Sunday, May 29, 2011

Clamshells, Papier Mache' and the Bucket List

Do you remember the Papier Mache' Giant Clamshell I made and showed you last summer?  I was trying to develop a new mixture that made newsprint turn into something resembling modeling clay - only it wasn't.  And I wanted it to be hard and "sandable" but not brittle when it dried.  I came up with a mix that I loved, and here's a photo of my finished Giant Clamshell:

With the exception of the shells used for the base and inside the Clam Shell, the rest was my "Paper Clay".  Life intervened and I had to drop that little experiment, but I'm dying to get back to finishing the four others that I had started, all different sizes. 

This morning, I found this photo at Hooked on Houses:

As you will see from her link, she found this at Caron's Beach House.

Now, do you think that as soon as I finish this renovation, I will be finishing those Clam Shells, or what??

Paint Before Granite, (and everything else) Part Two

 I finally got a corner to plug up the computer, so here is an update on the renovation, and a repeat warning...paint everything before you install the granite! My beautiful granite made it through unscathed, but it made for a lot more work for the paint crew.  Don't know why it got scheduled like that.

Ot was a tough week for the contractors, but by Friday night, things were turning the corner - Just look at where we were on Tuesday:

Check out all the plastic and blankets covering my granite!
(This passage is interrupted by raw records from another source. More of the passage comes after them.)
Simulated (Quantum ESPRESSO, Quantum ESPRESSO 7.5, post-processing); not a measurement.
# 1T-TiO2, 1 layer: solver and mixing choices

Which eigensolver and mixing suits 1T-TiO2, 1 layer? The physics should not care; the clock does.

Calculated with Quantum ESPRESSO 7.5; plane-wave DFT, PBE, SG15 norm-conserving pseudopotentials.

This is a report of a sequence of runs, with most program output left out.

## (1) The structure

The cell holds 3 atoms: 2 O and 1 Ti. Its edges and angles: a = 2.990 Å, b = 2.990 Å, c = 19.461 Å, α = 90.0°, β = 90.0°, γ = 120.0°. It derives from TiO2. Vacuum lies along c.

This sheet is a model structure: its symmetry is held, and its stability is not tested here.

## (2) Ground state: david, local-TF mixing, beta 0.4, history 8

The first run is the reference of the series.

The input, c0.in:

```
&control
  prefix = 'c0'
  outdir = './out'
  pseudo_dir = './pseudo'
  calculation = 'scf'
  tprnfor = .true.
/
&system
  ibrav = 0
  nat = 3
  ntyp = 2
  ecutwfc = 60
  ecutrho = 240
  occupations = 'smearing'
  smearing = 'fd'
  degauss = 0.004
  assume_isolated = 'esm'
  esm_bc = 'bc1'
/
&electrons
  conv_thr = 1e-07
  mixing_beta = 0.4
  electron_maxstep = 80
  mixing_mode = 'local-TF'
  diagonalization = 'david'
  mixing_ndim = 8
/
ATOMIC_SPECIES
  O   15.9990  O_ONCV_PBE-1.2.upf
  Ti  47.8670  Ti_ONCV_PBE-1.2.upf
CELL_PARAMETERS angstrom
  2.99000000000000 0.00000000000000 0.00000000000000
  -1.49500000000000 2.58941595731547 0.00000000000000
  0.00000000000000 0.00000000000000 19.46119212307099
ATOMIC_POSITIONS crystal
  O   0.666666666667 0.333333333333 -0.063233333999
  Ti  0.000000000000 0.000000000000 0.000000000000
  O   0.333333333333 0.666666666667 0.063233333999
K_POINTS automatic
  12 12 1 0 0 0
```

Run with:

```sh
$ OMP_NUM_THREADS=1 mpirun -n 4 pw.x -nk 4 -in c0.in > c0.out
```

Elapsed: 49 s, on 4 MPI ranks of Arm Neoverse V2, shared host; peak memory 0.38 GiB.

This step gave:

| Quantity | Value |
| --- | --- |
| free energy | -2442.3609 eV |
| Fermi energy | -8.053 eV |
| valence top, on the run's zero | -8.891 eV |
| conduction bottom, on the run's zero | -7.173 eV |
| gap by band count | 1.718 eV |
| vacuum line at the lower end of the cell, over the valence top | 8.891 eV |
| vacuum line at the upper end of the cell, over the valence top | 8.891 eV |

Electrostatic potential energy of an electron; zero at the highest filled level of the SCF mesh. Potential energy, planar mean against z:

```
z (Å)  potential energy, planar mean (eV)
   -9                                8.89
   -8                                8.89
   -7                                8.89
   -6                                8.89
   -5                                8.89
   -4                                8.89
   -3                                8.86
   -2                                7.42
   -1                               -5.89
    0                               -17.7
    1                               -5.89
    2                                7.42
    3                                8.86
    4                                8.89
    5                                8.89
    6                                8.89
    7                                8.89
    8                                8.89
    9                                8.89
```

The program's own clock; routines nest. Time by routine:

Since the painters were spraying the cabinets, even the ceiling was wrapped, with a curtain of plastic between the kitchen and living room.  And, a carpet of plastic on the floor.
Although the plastic was VERY thin, somehow it was strong enough to last until Thursday night, even with plumbers, painters, carpenters and everyone else walking all over it.  By Friday night, this is how parts of the kitchen looked minus the plastic:

New dishwasher, up and running.
 Look at my favorite thing of all, my new High/Low Kitchen Sink and Bridge Faucet!  I'm in love with this and wash everything by hand, just to get to play with it!

Is it possible to be in love with a Faucet, for crying out loud?
  The hardest day of all was Wednesday, at 93 degrees outside, not much cooler than that inside, since all the doors were open for the workers.  The people in the bathroom drew the short straws...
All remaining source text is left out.